Lee Mulcahy: A living wage for resort workers
It all started with a letter last May titled “SkiCo and free speech” praising the Aspen Skiing Company’s rehiring of singer Dan Sheridan after he sang “Big Money” on SkiCo property and the return of the Daily News to SkiCo property after its censorship.
Afterwards, I received e-mails from SkiCo designed to shut me up, noting that I “should check with my supervisor about my job status.” (Note that the National Labor Relations Board is investigating SkiCo’s policy on freedom of speech in the employee handbook.)
In my passion for social justice, I felt we could pressure the ownership – Lester Crown, a billionaire who donates $1 million of tax-deductible money to the United Way’s Tocqueville Society which works to “promote a living wage necessary for healthy families” – into putting into practice what his philanthropy endorses . Perhaps, it would best be accomplished by an Aspen city-wide ordinance mandating a living wage from my friends at City Council who support me similar to Santa Fe or Chicago.
This campaign is about economic injustice. We intend to raise the industry standard in Aspen, in Vail, in Breckenridge … all across the country. If we are successful in Aspen, it bodes well for the other resorts in Colorado.
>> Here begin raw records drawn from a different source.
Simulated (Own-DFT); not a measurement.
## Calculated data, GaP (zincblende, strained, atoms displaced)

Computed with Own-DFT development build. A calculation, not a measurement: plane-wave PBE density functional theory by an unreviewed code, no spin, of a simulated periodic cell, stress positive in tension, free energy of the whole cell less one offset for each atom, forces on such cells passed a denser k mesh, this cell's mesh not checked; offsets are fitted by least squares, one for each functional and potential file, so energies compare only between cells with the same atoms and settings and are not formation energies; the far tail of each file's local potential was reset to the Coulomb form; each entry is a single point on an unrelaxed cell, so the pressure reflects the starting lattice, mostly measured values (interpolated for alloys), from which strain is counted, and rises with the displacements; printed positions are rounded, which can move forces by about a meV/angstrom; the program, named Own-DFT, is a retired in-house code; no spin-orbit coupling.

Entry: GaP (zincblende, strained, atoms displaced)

Social protest has a long history in Aspen. And SkiCo has a long history of tolerance. We now pay $69 a day to beginning instructors for a lesson we charge $625. In Vail and Breckenridge, the pay borders on abuse.
But what if? That would be a company that deserves to be in Outside Magazine’s Top 10 employers … and one that I would be proud to work for.
In my May letter, I concluded with the following sentence: The struggle for our identity as a company and as a community continues just as it always has.